AWS Automation for SQL Always On Groups: Scale Up for Performance, Scale Down for Savings
Learn how AWS Systems Manager Automation helps dynamically scale SQL Server instances—boosting performance when needed and cutting costs when not.
Introduction
Balancing SQL Server performance and cost efficiency is a challenge for many businesses. Over-provisioning leads to unnecessary expenses, while under-provisioning can impact critical workloads. With AWS Systems Manager Automation, organizations can dynamically scale SQL Server instances—scaling up during peak demand for optimal performance, and scaling down during off-peak times to reduce costs. This automation improves operational efficiency, eliminates manual intervention, and ensures businesses only pay for the resources they need. This blog demonstrates how to leverage AWS Systems Manager (SSM) runbooks to automate the scaling and failover process for SQL Server Always On Availability Groups.
Solution Overview
This solution leverages AWS Systems Manager Automation and AWS Systems Manager Documents (SSM Documents) to dynamically scale SQL Server instances that are in a Microsoft SQL Server Always On Group. Using an SSM Automation runbook, the process stops the EC2 instance, modifies the instance type, restarts it, and promotes the newly resized instance as the primary replica in a Microsoft SQL Server Always On Availability Group. This allows SQL Server to scale up during peak load for performance and down during off-peak hours for cost savings. The entire workflow is fully automated, eliminating manual intervention.
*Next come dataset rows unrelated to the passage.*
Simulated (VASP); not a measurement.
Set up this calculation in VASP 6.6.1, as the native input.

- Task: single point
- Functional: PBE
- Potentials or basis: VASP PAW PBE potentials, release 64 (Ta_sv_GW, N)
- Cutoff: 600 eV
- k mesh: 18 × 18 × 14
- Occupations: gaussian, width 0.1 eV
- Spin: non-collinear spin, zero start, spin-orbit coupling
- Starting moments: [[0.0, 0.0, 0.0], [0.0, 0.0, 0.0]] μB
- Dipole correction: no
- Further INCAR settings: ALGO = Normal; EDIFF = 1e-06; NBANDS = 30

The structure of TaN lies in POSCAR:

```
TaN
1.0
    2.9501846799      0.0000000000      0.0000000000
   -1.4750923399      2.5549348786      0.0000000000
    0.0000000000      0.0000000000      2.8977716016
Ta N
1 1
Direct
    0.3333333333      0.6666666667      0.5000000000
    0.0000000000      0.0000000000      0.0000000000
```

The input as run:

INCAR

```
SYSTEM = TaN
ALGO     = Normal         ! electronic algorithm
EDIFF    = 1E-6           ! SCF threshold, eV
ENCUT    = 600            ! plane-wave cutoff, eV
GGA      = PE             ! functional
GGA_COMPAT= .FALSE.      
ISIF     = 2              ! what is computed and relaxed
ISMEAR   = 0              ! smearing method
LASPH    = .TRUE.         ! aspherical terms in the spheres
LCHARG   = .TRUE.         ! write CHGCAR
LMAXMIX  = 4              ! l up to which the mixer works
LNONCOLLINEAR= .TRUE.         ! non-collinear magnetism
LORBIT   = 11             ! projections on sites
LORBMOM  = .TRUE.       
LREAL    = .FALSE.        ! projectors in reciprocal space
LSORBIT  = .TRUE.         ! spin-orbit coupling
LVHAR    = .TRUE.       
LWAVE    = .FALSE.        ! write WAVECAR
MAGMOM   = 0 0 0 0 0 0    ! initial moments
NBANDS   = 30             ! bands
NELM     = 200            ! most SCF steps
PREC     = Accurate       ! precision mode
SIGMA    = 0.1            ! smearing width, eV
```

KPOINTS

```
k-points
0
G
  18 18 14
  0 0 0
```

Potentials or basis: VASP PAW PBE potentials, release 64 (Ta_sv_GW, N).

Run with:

The great thing about AWS Systems Manager Automation Documents (SSM Documents) is that you can customize my code by adding additional steps where needed.
Some useful enhancements you can add include:
- Human-in-the-loop reviews for approval before scaling or failover
- Modifications to SQL Server configurations, such as max memory or max degree of parallelism (MAXDOP)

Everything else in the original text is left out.